Hello
Let $\mathbb{F}_p$ be the finite field with $p$ elements. One can show that over finite fields, there are just two non-degenerate quadratic forms.
So here I want to pick
any non-degenerate symmetric matrix $B$, and then look at the special orthogonal group defined by
$$
SO_{n}(\mathbb{F}_p,B):=\{ A\in SL_n(\mathbb{F}_p): ABA^T=B \}
$$
Is it true that the commutator subgroup of $SO_{n}$ is the whole group? In the other words I would like to know if $SO_{n}$ over finite fields is a perfect group.
Best Answer
For those who have the same question like me I should say that, based on Prof. Robinson's answer, the group is not perfect. I would like to expand Prof. Robinson.

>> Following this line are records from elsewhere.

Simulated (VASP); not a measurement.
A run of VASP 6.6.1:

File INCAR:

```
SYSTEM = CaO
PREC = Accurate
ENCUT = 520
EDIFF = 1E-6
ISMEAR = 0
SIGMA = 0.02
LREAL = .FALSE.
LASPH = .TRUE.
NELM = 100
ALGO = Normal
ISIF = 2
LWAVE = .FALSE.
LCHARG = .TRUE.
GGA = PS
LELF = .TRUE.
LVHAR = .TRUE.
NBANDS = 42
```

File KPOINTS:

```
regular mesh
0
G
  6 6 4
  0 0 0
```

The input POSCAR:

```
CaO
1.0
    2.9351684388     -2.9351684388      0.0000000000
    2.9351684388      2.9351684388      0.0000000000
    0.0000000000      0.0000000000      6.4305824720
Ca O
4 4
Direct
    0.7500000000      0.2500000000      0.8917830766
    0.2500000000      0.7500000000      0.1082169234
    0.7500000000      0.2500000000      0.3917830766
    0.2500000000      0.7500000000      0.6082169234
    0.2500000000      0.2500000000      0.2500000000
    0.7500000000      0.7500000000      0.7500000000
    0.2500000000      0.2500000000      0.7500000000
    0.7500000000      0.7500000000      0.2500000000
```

Indeed let $q$ be an isotropic quadratic form over $\mathbb{F}_p$ for $p>2$. for any non-zero anisotropic vector (i.e $q(v)\neq 0$) consider the symmetries $$ \sigma_v(x):=x-\frac{x.v}{v.v}v, $$
then one can show that $O(q)$, the orthogonal group of the quadratic form, is generated by the symmetries. Therefore for any $\sigma\in O(q)$ we have $$ \sigma=\sigma_{v_1}\cdots\sigma_{v_n}. $$ $v_i$'s are not uniquely determined, but the following map is independent of choosing of $v_i$'s. $$ \theta(\sigma):=q(v_1)\cdots q(v_n)(\mathbb{F}_p^*)^2. $$ Hence we have a group homomorphism known as "Spinor Norm" defined by \begin{equation} \begin{split} \theta: SO(q) & \to \mathbb{F}_p^*/(\mathbb{F}_p^*)^2\\\\ \sigma &\to q(v_1)\cdots q(v_n)(\mathbb{F}_p^*)^2 \end{split} \end{equation} Notice that, since $q$ is an isotropic then $q$ takes any value in $\mathbb{F}_p$, so the Spinor norm is surjective, and hence $SO(q)$ is not perfect.